Week 5: Multiple regression

Introduction

The goal of this hands-on exercise is to familiarize you with building and interpreting multiple regression models in R, and also debugging common issues in regression models.

We’ll be working with a dataset of housing prices in California. Our goal is to build a model predicting median_house_value in a given district/county.

Load dataset

To get started, let’s load the dataset.

library(tidyverse)

── Attaching core tidyverse packages ──────────────────────── tidyverse 2.0.0 ──
✔ dplyr     1.1.4     ✔ readr     2.1.5
✔ forcats   1.0.0     ✔ stringr   1.5.1
✔ ggplot2   3.5.2     ✔ tibble    3.2.1
✔ lubridate 1.9.4     ✔ tidyr     1.3.1
✔ purrr     1.0.4     
── Conflicts ────────────────────────────────────────── tidyverse_conflicts() ──
✖ dplyr::filter() masks stats::filter()
✖ dplyr::lag()    masks stats::lag()
ℹ Use the conflicted package (<http://conflicted.r-lib.org/>) to force all conflicts to become errors

library(ggcorrplot)

### Housing dataset
df_housing <- read_csv("https://raw.githubusercontent.com/seantrott/ucsd_css211_datasets/main/main/regression/housing.csv")

Rows: 20640 Columns: 10
── Column specification ────────────────────────────────────────────────────────
Delimiter: ","
chr (1): ocean_proximity
dbl (9): longitude, latitude, housing_median_age, total_rooms, total_bedroom...

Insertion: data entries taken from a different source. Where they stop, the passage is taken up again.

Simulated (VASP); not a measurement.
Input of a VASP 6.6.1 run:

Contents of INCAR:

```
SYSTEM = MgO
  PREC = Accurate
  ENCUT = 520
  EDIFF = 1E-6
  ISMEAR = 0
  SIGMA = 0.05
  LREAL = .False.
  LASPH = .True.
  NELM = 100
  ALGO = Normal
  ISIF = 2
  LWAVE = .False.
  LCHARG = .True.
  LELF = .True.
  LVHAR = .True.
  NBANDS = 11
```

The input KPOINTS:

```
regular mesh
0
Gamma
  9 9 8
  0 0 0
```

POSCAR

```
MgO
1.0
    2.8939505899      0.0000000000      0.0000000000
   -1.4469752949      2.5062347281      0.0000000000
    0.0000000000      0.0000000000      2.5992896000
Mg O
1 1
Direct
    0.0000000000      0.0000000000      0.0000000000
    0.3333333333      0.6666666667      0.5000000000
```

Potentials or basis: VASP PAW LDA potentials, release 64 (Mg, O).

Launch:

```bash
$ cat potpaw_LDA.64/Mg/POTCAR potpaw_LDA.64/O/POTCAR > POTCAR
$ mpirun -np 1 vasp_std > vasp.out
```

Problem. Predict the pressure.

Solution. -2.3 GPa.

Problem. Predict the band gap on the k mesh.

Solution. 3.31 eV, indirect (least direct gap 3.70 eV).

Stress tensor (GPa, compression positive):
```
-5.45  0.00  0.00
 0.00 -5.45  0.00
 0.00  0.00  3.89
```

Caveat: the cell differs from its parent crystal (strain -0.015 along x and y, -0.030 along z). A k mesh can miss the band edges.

ℹ Use `spec()` to retrieve the full column specification for this data.
ℹ Specify the column types or set `show_col_types = FALSE` to quiet this message.

Exercise 1: Understand your data

To get started, let’s explore our data.

Look at each of the variables and create histograms of them (or bar plots, etc.). What do they look like? What are they?
Which variables correlate with each other? Use gcorrplot?

Exercise 2: Build univariate models

Now, build a series of univariate models to predict median_house_value.

Try building models for each of the following predictors: housing_median_age, total_bedrooms, population, median_income, and ocean_proximity.
For each model, interpret the coefficients and also the \(R^2\).
Optionally, make a barplot comparing the \(R^2\) of these univariate models.

Exercise 3: Build a big multivariate model!

Now let’s construct a multivariate model. Combine all the predictors from Exercise 2 into a single multivariate model.

How does this change your interpretation of the coefficients?
How does this change the overall model fit?
Using vif (from the car package), determine whether there’s multicollinearity in your model.

Exercise 4: A more principled approach

Now let’s use a technique called forward stepwise regression to build a locally optimal set of predictors.

Start with the best model from Exercise 2.
Then, build a series of 2-variable models (i.e., with each other predictor), and choose the best of those.
Do this until you’ve added all the variables from Exercise 2 in order of how much they help the model.

What’s the \(R^2\) of each of these progressively more complicated models?

Exercise 5: Plot a map of California!

Our data also includes latitude and longitude information. Use that (e.g., in a scatterplot) to make a visualization of how housing prices change across California.